UNITED STATES

SECURITIES AND EXCHANGE COMMISSION

Washington, D.C. 20549

 

 

FORM 8-K

 

 

CURRENT REPORT

Pursuant to Section 13 or 15(d) of

The Securities Exchange Act of 1934

Date of Report (Date of earliest event reported): April 2, 2012

 

 

Yahoo! Inc.

(Exact name of registrant as specified in its charter)

 

 

 

Delaware   000-28018   77-0398689

(State or other jurisdiction

of incorporation)

 

(Commission

File Number)

 

(I.R.S. Employer

Identification No.)

   
701 First Avenue
Sunnyvale, California
  94089
(Address of principal executive offices)   (Zip Code)

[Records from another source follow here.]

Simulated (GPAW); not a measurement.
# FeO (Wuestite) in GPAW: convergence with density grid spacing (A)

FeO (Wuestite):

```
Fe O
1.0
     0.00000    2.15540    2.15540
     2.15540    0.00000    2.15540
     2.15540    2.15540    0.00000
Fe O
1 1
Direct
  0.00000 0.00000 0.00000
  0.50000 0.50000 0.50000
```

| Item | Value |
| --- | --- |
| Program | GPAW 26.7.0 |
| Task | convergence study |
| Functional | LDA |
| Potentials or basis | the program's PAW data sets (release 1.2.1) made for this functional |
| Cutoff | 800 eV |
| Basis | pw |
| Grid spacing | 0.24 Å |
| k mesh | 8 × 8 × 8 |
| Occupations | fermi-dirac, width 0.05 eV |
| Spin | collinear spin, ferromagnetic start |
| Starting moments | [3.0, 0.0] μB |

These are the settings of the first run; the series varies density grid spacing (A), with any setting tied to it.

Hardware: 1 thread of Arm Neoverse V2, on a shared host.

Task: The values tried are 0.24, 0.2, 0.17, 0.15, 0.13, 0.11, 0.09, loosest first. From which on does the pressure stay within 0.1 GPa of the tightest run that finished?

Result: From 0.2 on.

Registrant’s telephone number, including area code: (408) 349-3300

Not Applicable

(Former name or former address, if changed since last report.)

 

 

Check the appropriate box below if the Form 8-K filing is intended to simultaneously satisfy the filing obligation of the registrant under any of the following provisions:

 

¨ Written communications pursuant to Rule 425 under the Securities Act (17 CFR 230.425)

 

x Soliciting material pursuant to Rule 14a-12 under the Exchange Act (17 CFR 240.14a-12)

 

¨ Pre-commencement communications pursuant to Rule 14d-2(b) under the Exchange Act (17 CFR 240.14d-2(b))

 

¨ Pre-commencement communications pursuant to Rule 13e-4(c) under the Exchange Act (17 CFR 240.13e-4(c))

 

 

 


Item 8.01. Other Events.

On April 2, 2012, Yahoo! Inc. issued the following press statement:

Yahoo! has been moving aggressively to intensify its focus on delivering shareholder value – overhauling its Board of Directors and appointing a new CEO who is moving rapidly to re-shape the business. With a highly expert and independent Board, Yahoo!’s new leadership team and its employees are working hard to restore the company’s growth and innovation and refocus its resources on key parts of the business that offer the greatest potential for growth. We believe our shareholders will understand that this is our priority and that our resources and attention are appropriately focused on reshaping and reigniting Yahoo!. With that in mind, we intend to communicate directly with our shareholders, employees, users, and customers about the new Yahoo! – its leadership, our plans, and our progress – and do not intend to respond to every statement from Third Point.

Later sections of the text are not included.